Milhaud was confounded by Cocteau’s scenario. “I, who hated comedy,” he later wrote, “had only aspired to create a merry divertissement in memory of the Brazilian rhythms that had so captured my imagination.”
Patrick Castillo ©2015
Leonard Bernstein observed over a decade after Charles Ives’s death that the American iconoclast, who had never achieved mainstream popularity during his lifetime, was “on the verge of being canonized.”
“America has always needed her saints,” Bernstein continued, “partly because she is so young comparatively, and partly out of a certain profound cultural guilt. Now Ives fits perfectly into his saintly niche. We have suddenly discovered our musical Mark Twain, Emerson, and Lincoln all rolled into one.” The spirit of adventure that characterized Ives’s music, manifested in his audacious approach to rhythm, harmony, and form, had become recognized as quintessentially American. “But,” Bernstein noted, “the real measure of Ives’s greatness is that those works of his that do not rely on such experimentation … for all their simplicity and easy listenability succeed in carrying a strongly personal and original message.”

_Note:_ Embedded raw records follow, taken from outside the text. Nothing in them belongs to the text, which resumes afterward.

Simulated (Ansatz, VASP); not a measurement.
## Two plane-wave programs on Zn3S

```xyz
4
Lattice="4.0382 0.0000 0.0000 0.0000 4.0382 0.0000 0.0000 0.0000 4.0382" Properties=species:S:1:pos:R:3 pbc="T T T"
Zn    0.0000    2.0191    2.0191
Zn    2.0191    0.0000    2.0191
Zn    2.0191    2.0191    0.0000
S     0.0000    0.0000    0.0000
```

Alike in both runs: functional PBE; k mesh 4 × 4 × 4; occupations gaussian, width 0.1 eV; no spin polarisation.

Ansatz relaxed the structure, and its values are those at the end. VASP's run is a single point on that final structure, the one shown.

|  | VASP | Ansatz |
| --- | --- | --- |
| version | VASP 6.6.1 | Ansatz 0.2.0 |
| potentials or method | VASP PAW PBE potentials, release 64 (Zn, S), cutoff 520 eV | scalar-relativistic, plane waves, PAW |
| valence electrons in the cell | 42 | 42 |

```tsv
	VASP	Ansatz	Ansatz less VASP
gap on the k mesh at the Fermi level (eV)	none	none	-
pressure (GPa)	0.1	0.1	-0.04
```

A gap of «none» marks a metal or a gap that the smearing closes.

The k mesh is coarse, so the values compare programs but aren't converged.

Such is the character of Ives’s nostalgic Symphony No. 3, which forgoes the cacophonous manner of his more notorious works. Subtitled The Camp Meeting, Ives’s Third Symphony makes prominent use of hymn tunes, evoking the evangelical revival services from his childhood in Danbury, Connecticut—integrating them into a modernist framework. The symphony’s three movements were originally conceived as works for solo organ, which Ives played in his capacity as organist at New York City’s Central Presbyterian Church between 1899 and 1902; Ives orchestrated these in 1904, and revised them between 1908 and 1911.
The first movement, “Old Folks Gatherin,” quotes the hymn tunes Azmon (“O for a Thousand Tongues to Sing”), Erie (“What a Friend We Have in Jesus”), and Woodworth (“Just As I Am”). Despite its uncompromising dissonance, the movement’s lush string textures and moments of tender lyricism allow an unassuming simplicity to prevail. “Children’s Day” departs from the first movement’s nostalgic warmth in favor of a beguiling brio. The hymn tunes Azmon and Woodworth return in the prayerful finale, “Communion,” whose original organ version was indeed intended for the communion rite. After failing to attract interest for over three decades, Ives’s Symphony No. 3 was finally premiered in 1946; the following year, it received the Pulitzer Prize for Music. Legend has it (perhaps spuriously, as the story comes from Ives himself) that Gustav Mahler chanced upon the score years earlier in a music shop in New York City, immediately recognized its merit, and made plans to conduct its premiere in Europe—but died before he had the opportunity.
Patrick Castillo ©2015
In 1938, Bartók received a joint request from the Hungarian violinist Joseph Szigeti and the American clarinetist Benny Goodman for a classical chamber work that they could play together. The result, completed within one month of the request, was a two-movement work entitled Rhapsody, for clarinet and violin with piano accompaniment. Goodman, Szigeti, and the pianist Endre Preti premiered the work in New York. The following spring, Bartók traveled to New York to record the work himself with Goodman and Szigeti. During this trip, he composed an additional movement and changed the work’s title to Contrasts.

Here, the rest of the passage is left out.